MORAL CAUSES FOR IMPEACHMENT.
Although impeachment comes before the House to-day, because the President has violated a specific law of Congress—and there is little doubt that his trial will be confined to one specific point, namely, his refusal to obey the Tenure-of-Office law—yet there are moral causes for impeachment which the country will not fail to consider. The decision of the House to-day will form one of the most important pages in American History, and generations will discuss its wisdom.
The country cannot fail to see that Mr. Johnson is a man who cannot be measured by the ordinary moral tests. We do not honor a man for being a gentleman any more than we honor a lady for being virtuous. It is the duty of every man and woman so to live that their lives may be pure and their names unspotted. It is the duty of every public man to leave a name in history that future generations may regard as an example. It will be in the mind of every Christian to-day that there are a hundred reasons for impeachment in the case of President Johnson which will hold good in general esteem, if not in law. We all remember the scenes of his inauguration as Vic
e-President. He was elected to a high office. It was the triumph of an idea which was dear to the heart of every laboring man. He was the representative of a despised class. He had labored with his hands at one of the most unpretending of employments. He had no advantages of wealth, education, or social culture. At a time when most young men are about to leave college, full of the classics and mathematics, he was beginning to read. Surmounting these difficulties, he had risen from place to place until he was the second officer of the country. Every laboring man felt ennobled in the elevation, for it showed that in free America the highest stations were open to the humblest.

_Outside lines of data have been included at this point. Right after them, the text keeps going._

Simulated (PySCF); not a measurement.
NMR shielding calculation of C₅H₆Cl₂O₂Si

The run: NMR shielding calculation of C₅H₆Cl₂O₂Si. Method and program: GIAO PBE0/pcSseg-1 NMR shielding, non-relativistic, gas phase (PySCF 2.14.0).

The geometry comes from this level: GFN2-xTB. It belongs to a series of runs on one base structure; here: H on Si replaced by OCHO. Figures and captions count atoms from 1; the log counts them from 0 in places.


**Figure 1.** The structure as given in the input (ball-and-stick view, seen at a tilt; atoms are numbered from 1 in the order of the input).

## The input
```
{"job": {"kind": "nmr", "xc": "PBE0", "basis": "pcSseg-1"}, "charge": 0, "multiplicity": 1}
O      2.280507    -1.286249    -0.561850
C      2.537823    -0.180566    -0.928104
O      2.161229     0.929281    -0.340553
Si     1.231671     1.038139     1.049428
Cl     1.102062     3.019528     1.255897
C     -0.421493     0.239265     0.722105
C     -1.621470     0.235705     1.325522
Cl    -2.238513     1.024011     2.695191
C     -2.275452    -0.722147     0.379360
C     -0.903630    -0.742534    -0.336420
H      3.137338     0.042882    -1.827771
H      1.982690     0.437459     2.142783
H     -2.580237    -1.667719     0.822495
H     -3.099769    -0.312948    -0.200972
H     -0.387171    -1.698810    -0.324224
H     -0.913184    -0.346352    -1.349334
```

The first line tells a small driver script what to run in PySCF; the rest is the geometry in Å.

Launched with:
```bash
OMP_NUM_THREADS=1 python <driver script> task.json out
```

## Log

We do not repeat the history of that shameful day when Mr. Johnson not only insulted his audience, but the class from which he sprung, and gave the enemies of labor the opportunity of saying: “Look at your representative workingman, your exalted plebian, your Senatorial tailor. This is what comes of your Democratic institutions! A boor is always a boor. The quality of governing exists only in the blue veins of gentlemen like us, who come from the loins of kings. This is what Democracy brings you.” We condoned that offense. But men buried it deep in their hearts, and Americans, proud of their country, and, above all, proud of the name of an American gentleman, blushed when they remembered that a drunken Vice-President had shaken his fist in the faces of the embassadors of foreign countries, and taunted them with their noble birth. They thought of it even more keenly when Mr. Johnson went “swinging around the circle.” The story of that dreadful journey has never been fully told. The name of a dead statesman was degraded. We have heard, in ruder civilizations, of a people reveling around a coffin, and boisterously carousing over the dead body of a departed friend. But it remained for a President of the United States to dig from the grave, as it were, the body of the dead Douglas, and go junketing with it through the country. There may have been a hope that the memory of the great leader would bring followers to his cause: but, be that as it may, the dishonor put upon his memory, and upon the country, was humiliating. We saw the President bandying words with a mob in Cleveland, defending riot and murder in St. Louis, and making wild, incoherent speeches at every station. Men have told us that they read accounts of this journey, in foreign lands, with crimsoned cheeks, and tearful eyes, and hearts heavy with shame, and that they almost blushed at the name of an American citizen. Andrew Johnson is the first Chief Magistrate of the country that ever disgraced his office by conduct unbecoming a gentleman.